Lawmakers roll out repealer bills to restore home rule in Florida
Repealer bills address the legislature’s aggressive preemptions agenda, and corporate influence
Tallahassee, FL — Outside the House chamber doors, Rep. Anna V. Eskamani, Rep. Ben Diamond, Rep. Joy Goff-Marcell, Rep. Carlos Guillermo Smith, Rep. Gerladine Thompson, Rep. Richard Stark, and Rep. Javier Fernandez joined forces to roll out a package of repealer bills designed to restore home rule in Florida. Coining the package as a “Repeal-A-Thon” the lawmakers were joined by local officials, advocates, and directly impacted members of the community, addressing the legislature’s aggressive preemption agenda and the corporate special interests behind the proposal. You can watch the launch at this link.
In her opening remarks, Rep. Anna V. Eskamani stated:
“Preemption touches every facet of our communities and every constituency. Corporate interests in this process have exploited preemption to keep profit margins high while stripping away local ordinances enhancing public health, equity, and safety. That is why my colleagues and I have filed a package of repealer legislation to restore home rule and empower local voices to make local choices. I like to call it a “repeal-a-thon.”

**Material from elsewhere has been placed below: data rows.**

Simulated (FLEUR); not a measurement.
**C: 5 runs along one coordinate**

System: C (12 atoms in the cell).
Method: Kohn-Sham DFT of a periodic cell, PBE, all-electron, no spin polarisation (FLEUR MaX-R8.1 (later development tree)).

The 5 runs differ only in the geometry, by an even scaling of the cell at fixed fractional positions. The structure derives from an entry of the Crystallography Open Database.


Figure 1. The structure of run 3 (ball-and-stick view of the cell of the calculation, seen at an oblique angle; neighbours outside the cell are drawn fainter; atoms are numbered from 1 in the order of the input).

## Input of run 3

In his remarks, Tallahassee City Commissioner Jeremy Matlow stated:
“I deeply appreciate the work our state lawmakers do, but as a local elected official, serving in an office closest to our communities, I am troubled by the aggressive abuse of preemption in this building. Preemption should be used to set a baseline of equity and safety, where we as local electeds, serving our communities, can address our community’s unique needs and build off of those basic protections. Unfortunately, increasingly preemption is used to weaken the power of local governments over vast areas of law and regulation — often at the behest of rich donors, businesses, and corporate lobbyists.”
Rich Templin of the AFL-CIO, Jon Harris Maurer of Equality Florida, Mark Landreth of the American Heart Association, and Deborah Foote of Sierra Club also offered remarks in solidarity behind the measure and in opposition to the abuse of preemption. Foote offered the following remarks:
“Sierra Club Florida is steadfastly opposed to preemption when it hampers a local government’s ability to protect its environment. Preemption, when used to create a statewide standard, such as regulating air quality, is appropriate. But when preemption is used to simply “do nothing”, it can have harmful consequences… this hurts our collective ability to combat climate change, urban sprawl, and pollution that impacts the quality of our water. Do not be fooled by claims that environmental issues are being addressed here at the Capitol. What is happening are simply baby steps. It is like trying to put out a house fire with a glass of water…. It is time to stop favoring corporations seeking to make a profit and the expense of our environment.”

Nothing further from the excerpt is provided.